Back to the Present; a forty-year day-trip.

A pool heated to 90 degrees.
I revisited being fifteen today.  At least, it was exactly how I remember feeling when I was fifteen.
I woke up to a sunny day on Nantucket. Forecast? Pool day.  After eating a huge breakfast of banana, power bar, scrambled eggs, sweet potato home fries, sausage and yes, salad, I donned my costume.  Bathing suit, sun dress and flip flops.  I packed a bag with a book, a pad, pen, water bottle, bathing cap, goggles, sunscreen, and a hat. There is crushed-shell driveway that winds its way through the property to my friend’s pool.  As I set off, bag swinging, the only ripples in my vault backward through time were caused because I had with me a cell phone and I walked with a cane.  In every other way, I recognized the sense of excitement and anticipation I had felt when I had the chance to go a friend’s pool or use a hotel pool when I was fifteen.  In those days, I would think nothing of staying in the water all day.  My mother called me her water baby from the time I was two.  My fingers were water-shriveled for much of each summer growing up, as I remember it. On this exceptional summer morn, I was thrilled to make this excursion to my friend’s pool.  It was a short walk to the ninety degree(!!) pool. (In the interest of full disclosure, as well as another small nod that the hands of time have been spinning, at fifteen, I would never have welcomed such warm water; now it is a gift from the gods and about all I can tolerate).  I stepped through the portal into the elaborate pool enclosure with sweeping vistas and a garden manicured to look natural.  I could do nothing but take an enormously deep breath and breathe it all in.

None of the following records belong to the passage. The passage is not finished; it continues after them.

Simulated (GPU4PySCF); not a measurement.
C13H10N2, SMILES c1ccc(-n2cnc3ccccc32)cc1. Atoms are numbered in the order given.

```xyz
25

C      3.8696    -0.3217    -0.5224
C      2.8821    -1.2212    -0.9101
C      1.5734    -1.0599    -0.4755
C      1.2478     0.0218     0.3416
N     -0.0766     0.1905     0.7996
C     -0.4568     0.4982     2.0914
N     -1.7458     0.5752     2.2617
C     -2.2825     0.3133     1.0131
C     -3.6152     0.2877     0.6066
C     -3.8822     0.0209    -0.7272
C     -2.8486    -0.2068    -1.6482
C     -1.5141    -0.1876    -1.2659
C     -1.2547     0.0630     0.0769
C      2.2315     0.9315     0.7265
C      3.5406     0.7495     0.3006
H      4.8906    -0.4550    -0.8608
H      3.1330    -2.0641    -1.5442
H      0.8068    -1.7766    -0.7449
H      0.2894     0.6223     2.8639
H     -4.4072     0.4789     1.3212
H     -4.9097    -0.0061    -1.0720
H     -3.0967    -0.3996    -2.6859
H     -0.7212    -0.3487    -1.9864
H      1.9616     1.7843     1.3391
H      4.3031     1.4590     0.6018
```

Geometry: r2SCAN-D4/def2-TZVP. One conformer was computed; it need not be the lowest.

Getting down to business, I spread my towel on one of the pool chaises, kicked off my flip-flops and tested the water. Ideal.  I applied #50 SPF sunscreen (no more Baby Oil) from head to toe. I found myself slathering extraordinarily extra amounts on my face, chest and hands when a last minute trip to the bathroom revealed a startling image of myself in the mirror.  It was jarring not to see the fifteen year old girl I expected to see in the mirror. I did not tarry with the issue of cognitive dissonance. Instead, I headed back outside.
I adjusted the back of the heavily cushioned pool chair, lowering it for optimal reading comfort.  With help, I was able to open the nearby umbrella so shade was an option. I put my belongings under the umbrella to keep them from roasting. 
Then I settled in to.... well, bask. I mindlessly, gloriously, basked.
The sun made me dozy.  In a slowly kind of dawning way, I realized that the constant torrent of thoughts that have been chasing me in recent months had turned off.  I thought minor, non-disturbing thoughts such as, “Is that bee I hear going to land on me?” (It didn’t)  “Is my friend’s soggy, sea-soaked, Labradoodle going to shake out next to me?” (She did)  “Should I put on my sunglasses or go swimming?”  (I took the plunge.)  I paused to take a snapshot to send to my friend’s daughter of her mother’s crazy friend wearing a white bathing cap and reflective swim googles.
I paused as I stepped down each of the broad steps into the pool; it was three years ago that this pool served as the centerpiece in my rehabilitation after dual hip replacements. How far I had come in three years. To banish such time-placed thoughts, I pushed off and dove under water.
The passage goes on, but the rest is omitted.